Gérard Le Lann, Research Director Emeritus at Inria, will come to à l’IRT SystemX on October, 20th from 2pm to 3:30pm to run a Seminar@SystemX about Safe Fully Automated Driving on Roads and Highways: Pie in the Sky or Future Reality?

 

Summary

A growing number of experts posit that promises of autonomous driving are overestimated. The rationale is that human factors and “authority sharing” raise very complex issues (e.g., in air transportation), far from being solved yet. We will neither dispute these views nor support them. Rather, we will explore the following fundamental question: can it be that safe fully automated driving is achievable on roads and highways? We mean absolutely no human intervention, ever. Exploration of this challenging question is of paramount importance for the future orientations of concerns and investments in the ITS community: if safe fully automated driving is feasible (resp., not feasible), then we can just ignore the aforementioned complex issues (resp., these issues must be addressed).

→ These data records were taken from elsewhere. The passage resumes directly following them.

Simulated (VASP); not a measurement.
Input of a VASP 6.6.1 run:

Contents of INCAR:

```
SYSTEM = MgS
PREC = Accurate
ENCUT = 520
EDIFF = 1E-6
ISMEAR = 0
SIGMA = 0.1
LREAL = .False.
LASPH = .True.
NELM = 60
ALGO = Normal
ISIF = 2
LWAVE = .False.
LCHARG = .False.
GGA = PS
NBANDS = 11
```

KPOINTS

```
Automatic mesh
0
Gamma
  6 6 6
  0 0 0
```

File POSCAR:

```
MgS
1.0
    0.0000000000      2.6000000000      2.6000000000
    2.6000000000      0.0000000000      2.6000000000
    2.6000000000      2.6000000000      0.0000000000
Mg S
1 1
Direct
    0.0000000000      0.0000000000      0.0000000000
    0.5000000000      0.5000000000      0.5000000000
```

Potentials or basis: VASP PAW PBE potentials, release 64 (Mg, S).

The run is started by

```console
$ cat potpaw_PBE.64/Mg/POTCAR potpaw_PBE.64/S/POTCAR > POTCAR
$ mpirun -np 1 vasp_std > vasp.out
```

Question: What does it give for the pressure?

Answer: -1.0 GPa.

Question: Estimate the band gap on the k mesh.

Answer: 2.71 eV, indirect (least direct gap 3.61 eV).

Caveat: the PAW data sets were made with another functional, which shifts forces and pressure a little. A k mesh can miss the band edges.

To this end, we will consider future Intelligent Vehicular Networks (IVNs) that comprise fully automated (autonomous and communicating) vehicles circulating on bi-directional main roads and highways. We will review the four categories of on-board technologies which provide essential services that are currently in use, or standardized, or about to be standardized (robotics, radio communications, optics, visible light communications). Since IVNs are particular instances of life/asset-critical cyber-physical systems-of-systems, clearance for their deployment is conditioned upon demonstrating that stringent safety requirements are met under realistic assumptions (failures, missing data, obstructed LOS, glare, radio fading, interferences, and dazzling by sun light, to name a few).

We will examine the central question, restated as follows: can it be that fully automated driving may surpass (be safer than) human driving on roads/highways? We will provide responses, illustrated with specific examples:

  • Perfect stability (elimination of shock waves) in ad hoc vehicular strings or platoons (unfeasible under Cooperative Adaptive Cruise Control),
  • Emergency lane merging (2 lanes merged into 1, e.g., due to an accident) at medium/high velocities,
  • Efficient and fast on-ramp merging (on-ramp lane merging with highway lane) at medium/high velocities, under highly dense traffic conditions (small inter-vehicular spacing), involving automated alternated intertwining of vehicles.

NB: Gerard Le Lann will be presenting in French, using an english support

Biography

PhotoLeLannDr. Gerard Le Lann holds French degrees, a M.S. in Applied Mathematics, an Engineering Degree in Computer Science (both from the University of Toulouse) and a Ph.D in Computer Science (University of Rennes). He started his career at CERN, Geneva (Switzerland), and joined IRIA (now INRIA) in 1972. His main areas of research are distributed dependable computing and networking, real-time computing and networking, proof-based system engineering and, more recently, mobile wireless safety-critical cyber-physical systems and networks. At Stanford University (1973-74), working with Professor Vint Cerf, he was involved in the design of what became known as the Internet TCP/IP protocol. In 1977, he published one of the founding papers on distributed fault-tolerant computing. In the early 80’s, he published innovative results on non blocking concurrency control in distributed databases. In the mid 80’s, he co-patented a deterministic version of the Ethernet protocol, which became a French Navy standard. More recently, he has published papers on safety-critical time bounded communications and distributed agreement algorithms aimed at intelligent vehicular networks. In 2012, G. Le Lann has received the Willis Lamb Prize from the French Academy of Sciences for his work applicable to defense systems. Besides its current affiliation with INRIA as Research Director Emeritus, G. Le Lann is an international consultant. He has conducted a number of audits and managed more than 50 contracts in his research areas, for US, European, and French organizations and companies.